1748 - 61
The fourth Lord Reay finished off a liberal education at home by travel on the Continent and some sojourn with maternal relatives in Holland, after 1723. At this period there were two Mackay families domiciled in Holland, to both of which the young Master of Reay was closely related, viz., that of the deceased General Hugh of Scoury, and that of the deceased General the Hon. Æneas, progenitor of the Dutch Mackays. Besides these, other representatives of various Strathnaver families were officers in the Dutch army, and as they generally secured commissions by raising a certain number of recruits, it is safe to conclude that there was at this time a little colony of Mackays in Holland.
We drew attention in an earlier memoir to the close connection existing between Strathnaver and Holland, a state of matters which continued till well on into the second half of the 18th century. In the Records of the Presbytery of Tongue we often come across entries in which it is stated that fugitives from Church discipline, chiefly for breaches of the seventh commandment, are serving abroad in Flanders. And the ministers of the Presbytery are on such intimate terms with the chaplains of the regiments in which the delinquents are serving, that the said chaplains are duly informed of the charges laid against the martial swains. It appears from the Scots Brigade in Holland that these Scots regiments had regularly organised sessions, drawn up on the model of a Scots Presbyterian congregation, and that they cherished some of the home prejudices with true perfervidum ingenium Scotorum.

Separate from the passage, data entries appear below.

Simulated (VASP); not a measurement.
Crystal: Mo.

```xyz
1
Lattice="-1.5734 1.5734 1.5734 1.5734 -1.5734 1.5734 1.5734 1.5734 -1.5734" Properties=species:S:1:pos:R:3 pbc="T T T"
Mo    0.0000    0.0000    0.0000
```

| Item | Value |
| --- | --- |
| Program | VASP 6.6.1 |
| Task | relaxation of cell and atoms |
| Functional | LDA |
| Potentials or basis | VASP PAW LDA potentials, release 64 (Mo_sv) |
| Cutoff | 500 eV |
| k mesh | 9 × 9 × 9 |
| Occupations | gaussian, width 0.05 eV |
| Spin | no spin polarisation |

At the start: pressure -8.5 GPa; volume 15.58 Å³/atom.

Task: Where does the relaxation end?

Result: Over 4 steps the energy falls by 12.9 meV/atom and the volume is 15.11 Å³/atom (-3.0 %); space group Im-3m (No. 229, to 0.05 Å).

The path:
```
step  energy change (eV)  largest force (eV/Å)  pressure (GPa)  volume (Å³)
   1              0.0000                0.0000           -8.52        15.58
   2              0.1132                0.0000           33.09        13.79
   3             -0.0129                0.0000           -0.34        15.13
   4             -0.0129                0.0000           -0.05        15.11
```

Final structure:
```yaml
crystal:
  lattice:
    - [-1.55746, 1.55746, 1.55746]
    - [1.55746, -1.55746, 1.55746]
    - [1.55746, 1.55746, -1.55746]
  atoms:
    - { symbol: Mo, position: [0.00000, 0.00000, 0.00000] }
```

In one of the Scots regiments the chaplain resolved to drop "taking out the line" at the singing, but Colonel Gordon objected and sent peremptory orders to continue the old-fashioned way of singing. The chaplain replies: -
"That the new way of singing the Psalms hath been earnestly recommended these many years past by the General Assembly, and is now practised by the greatest part of the congregations in Scotland, and indeed in all Protestant churches. We did not imagine that you would have disapproved of our proceedings, and hope that upon this representation, after seriously considering the matter, you will see no reason to do so; and it will give us great pleasure to be informed that you are satisfied with our conduct, tho' as a session we conceived that we are only accountable to a superior Church Court." [Scots Brigade in Holland Vol III Page 298]
After prolonged bickering over this matter, the difficulty was overcome by transferring the innovating chaplain into another regiment, but the custom of "taking out the line " continues to be cherished in some parts of Strathnaver to this day.
In the last memoir we described the plantation of churches and the erection of the Presbytery of Tongue: we shall now endeavour to indicate the consequent moral development of the people, and the means used to this end, as these are recorded in the Records of Presbytery - parish records are for the most part non-existent. At the first meeting of Presbytery, 5th Oct 1726, a minute of Assembly was engrossed in the Record, from which it appears that the parishes of Farr, Tongue, Durness, and Ederachilis, disjoined from the Presbytery of Caithness, and the parishes of Kildonan and Assint disjoined from the Presbytery of Dornoch, form the newly erected Presbytery. Kildonan, however, never seems to have been really united to Tongue, and in a few years Assint reverted to Dornoch, so that the Presbytery of Tongue became co-extensive with the country of Strathnaver eventually.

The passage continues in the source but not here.